VNO-NCW and MKB-Nederland also warn of the dangers of a so-called wage-price spiral as a result of the high wage demands of trade unions during collective bargaining. Higher wages lead to higher prices, which in turn lead to higher wage demands.
‘Nobody benefits from that, it is worrying’, according to the employers’ organisations. This weekend, Klaas Knot, president of De Nederlandsche Bank (DNB), already warned of an impending wage-price spiral. In order to combat inflation in such a situation, he believes interest rates must be raised to such an extent that the economy can end up in a recession.
Where wages can go up, they should. However, it requires a careful balance. After all, ever higher wage increases also lead to higher prices. Companies must pass on cost increases in order to continue to invest in the future,’ says VNO-NCW.
The entrepreneurs point out that collective labor agreement wage increases are already around 7.5 percent. “And on top of that, many one-time/additional rewards are provided.”
A recent Rabobank study on ‘grabbing inflation’ shows that companies have increased their selling prices more than would be the minimum necessary to maintain their profit margin. “In the public debate, the suggestion is made that entrepreneurs would take advantage of the situation by raising prices more than necessary,” said the entrepreneurs. However, according to them, that is not true.

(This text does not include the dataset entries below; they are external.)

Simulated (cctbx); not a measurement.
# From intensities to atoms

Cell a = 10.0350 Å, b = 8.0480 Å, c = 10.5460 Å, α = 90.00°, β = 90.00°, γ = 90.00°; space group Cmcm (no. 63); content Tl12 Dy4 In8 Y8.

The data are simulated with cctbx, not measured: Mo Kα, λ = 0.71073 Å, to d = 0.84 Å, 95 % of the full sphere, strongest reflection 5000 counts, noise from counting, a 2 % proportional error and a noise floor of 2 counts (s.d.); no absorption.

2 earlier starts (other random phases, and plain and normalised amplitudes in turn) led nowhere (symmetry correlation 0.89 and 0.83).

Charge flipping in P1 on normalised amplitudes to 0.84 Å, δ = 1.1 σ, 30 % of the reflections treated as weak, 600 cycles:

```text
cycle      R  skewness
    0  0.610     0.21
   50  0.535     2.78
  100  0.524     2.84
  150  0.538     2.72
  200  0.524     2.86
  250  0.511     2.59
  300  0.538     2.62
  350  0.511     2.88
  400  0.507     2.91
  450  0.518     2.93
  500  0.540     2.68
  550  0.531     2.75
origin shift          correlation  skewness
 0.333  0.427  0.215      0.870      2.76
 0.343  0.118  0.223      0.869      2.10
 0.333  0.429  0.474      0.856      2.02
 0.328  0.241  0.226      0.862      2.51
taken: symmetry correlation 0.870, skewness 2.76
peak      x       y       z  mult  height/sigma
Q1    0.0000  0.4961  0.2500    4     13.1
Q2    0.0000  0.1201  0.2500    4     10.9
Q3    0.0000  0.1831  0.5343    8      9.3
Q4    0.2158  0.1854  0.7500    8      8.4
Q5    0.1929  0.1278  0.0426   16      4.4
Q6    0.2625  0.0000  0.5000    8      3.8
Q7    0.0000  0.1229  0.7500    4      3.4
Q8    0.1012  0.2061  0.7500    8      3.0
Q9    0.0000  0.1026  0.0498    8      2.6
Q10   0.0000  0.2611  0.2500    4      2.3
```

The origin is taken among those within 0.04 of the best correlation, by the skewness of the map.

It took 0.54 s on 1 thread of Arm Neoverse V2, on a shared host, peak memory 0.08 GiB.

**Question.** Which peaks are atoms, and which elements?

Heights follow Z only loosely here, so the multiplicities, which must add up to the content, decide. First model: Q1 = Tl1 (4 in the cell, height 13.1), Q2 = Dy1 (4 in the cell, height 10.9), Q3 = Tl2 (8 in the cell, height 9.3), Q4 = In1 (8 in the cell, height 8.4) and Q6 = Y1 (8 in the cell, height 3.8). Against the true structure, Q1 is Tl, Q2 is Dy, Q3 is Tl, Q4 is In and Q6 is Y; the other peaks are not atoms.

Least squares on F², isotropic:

According to VNO-NCW, employers also have a role to curb inflation, just like the trade unions, by not raising prices unnecessarily. The entrepreneurs also point out that higher profits are not necessarily the result of higher margins. ‘For example, we see profits increasing at some large companies, but margins are declining. Companies in various sectors are also processing the consequences of the corona period and extra profit is sometimes made through the one-off sale of subsidiaries.’